### Note
* Instructions have been included for each segment. You do not have to follow them exactly, but they are included to help you think through the steps.

In [None]:
# Dependencies and Setup
import pandas as pd
import numpy as np

# File to Load (Remember to Change These)
school_data_to_load = "Resources/schools_complete.csv"
student_data_to_load = "Resources/students_complete.csv"

# Read School and Student Data File and store into Pandas DataFrames
school_data = pd.read_csv(school_data_to_load)
student_data = pd.read_csv(student_data_to_load)

# Rename "size" to clarify that it refers to number of students, not area or other measure of size
school_data = school_data.rename(columns={"size":"enrollment"})
school_data["per_student_budget"] = school_data["budget"] / school_data["enrollment"]
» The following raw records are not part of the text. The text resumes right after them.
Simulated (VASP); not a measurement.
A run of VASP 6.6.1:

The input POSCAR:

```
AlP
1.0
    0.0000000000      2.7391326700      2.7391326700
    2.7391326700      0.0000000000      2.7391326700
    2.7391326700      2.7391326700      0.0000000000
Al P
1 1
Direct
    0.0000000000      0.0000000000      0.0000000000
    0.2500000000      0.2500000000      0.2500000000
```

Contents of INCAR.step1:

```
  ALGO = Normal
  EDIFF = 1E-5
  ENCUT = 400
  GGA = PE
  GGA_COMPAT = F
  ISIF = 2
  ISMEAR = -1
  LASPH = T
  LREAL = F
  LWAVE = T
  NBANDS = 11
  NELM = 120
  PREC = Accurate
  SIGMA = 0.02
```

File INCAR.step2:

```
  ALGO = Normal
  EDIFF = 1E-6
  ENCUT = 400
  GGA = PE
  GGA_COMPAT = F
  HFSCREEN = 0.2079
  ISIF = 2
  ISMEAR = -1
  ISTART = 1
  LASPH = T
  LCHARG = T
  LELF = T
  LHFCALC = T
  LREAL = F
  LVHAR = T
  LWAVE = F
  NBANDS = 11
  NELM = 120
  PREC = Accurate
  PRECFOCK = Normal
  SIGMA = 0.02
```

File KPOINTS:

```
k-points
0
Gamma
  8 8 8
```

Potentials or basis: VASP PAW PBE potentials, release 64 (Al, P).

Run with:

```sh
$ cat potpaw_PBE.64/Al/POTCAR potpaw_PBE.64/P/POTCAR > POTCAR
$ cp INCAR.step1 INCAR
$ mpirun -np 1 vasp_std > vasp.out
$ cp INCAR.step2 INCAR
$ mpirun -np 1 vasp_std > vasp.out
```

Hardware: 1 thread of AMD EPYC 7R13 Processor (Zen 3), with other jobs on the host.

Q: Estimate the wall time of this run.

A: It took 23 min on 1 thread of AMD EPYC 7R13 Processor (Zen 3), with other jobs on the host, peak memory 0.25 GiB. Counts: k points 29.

# Initial evaluation of student performance: add count of 1 to indicate that student is passing
student_data.loc[student_data["math_score"] >= 70, "count_passing_math"] = 1
student_data.loc[student_data["math_score"] < 70, "count_passing_math"] = 0
student_data.loc[student_data["reading_score"] >= 70, "count_passing_reading"] = 1
student_data.loc[student_data["reading_score"] < 70, "count_passing_reading"] = 0
student_data.loc[student_data["count_passing_math"] + student_data["count_passing_reading"] == 2, "count_passing_overall"] = 1
student_data.loc[student_data["count_passing_math"] + student_data["count_passing_reading"] < 2, "count_passing_overall"] = 0

# Combine the data into a single dataset.  
school_data_complete = pd.merge(student_data, school_data, how="left", on=["school_name", "school_name"])
school_data_complete.head()

In [None]:
# Evaluate data sets
school_data.columns
# Index(['School ID', 'school_name', 'type', 'size', 'budget'], dtype='object')
# school_data["school_name"].count()
# 15 records
# size = count of students attending school_name


In [None]:
# student_data["Student ID"].nunique()
# Index(['Student ID', 'student_name', 'gender', 'grade', 'school_name','reading_score', 'math_score'],
#      dtype='object')
# student_data.count()
# 39170 records, 39170 unique student IDs

## District Summary

* Calculate the total number of schools

* Calculate the total number of students

* Calculate the total budget

* Calculate the average math score 

* Calculate the average reading score

* Calculate the percentage of students with a passing math score (70 or greater)

* Calculate the percentage of students with a passing reading score (70 or greater)

* Calculate the percentage of students who passed math **and** reading (% Overall Passing)

* Create a dataframe to hold the above results

* Optional: give the displayed data cleaner formatting

## Assumptions

* All schools in the input file are part of the same district:

    * because District identifier is not part of the input file

    * in spite of type values in file = "District", "Charter"


* All students in the input file are part of the same district:

    * all schools in the student file are found in the school file

    * and all schools in the school file are assumed part of same district (see above)


In [None]:
# Calculate the total number of schools
##total_schools = school_data_complete["school_name"].nunique()
##total_schools = len(school_data)
##total_schools = school_data["school_name"].count()
total_schools = school_data["school_name"].nunique()

# Calculate the total number of students
total_students = school_data["enrollment"].sum()

# Calculate the total budget
total_budget = school_data["budget"].sum()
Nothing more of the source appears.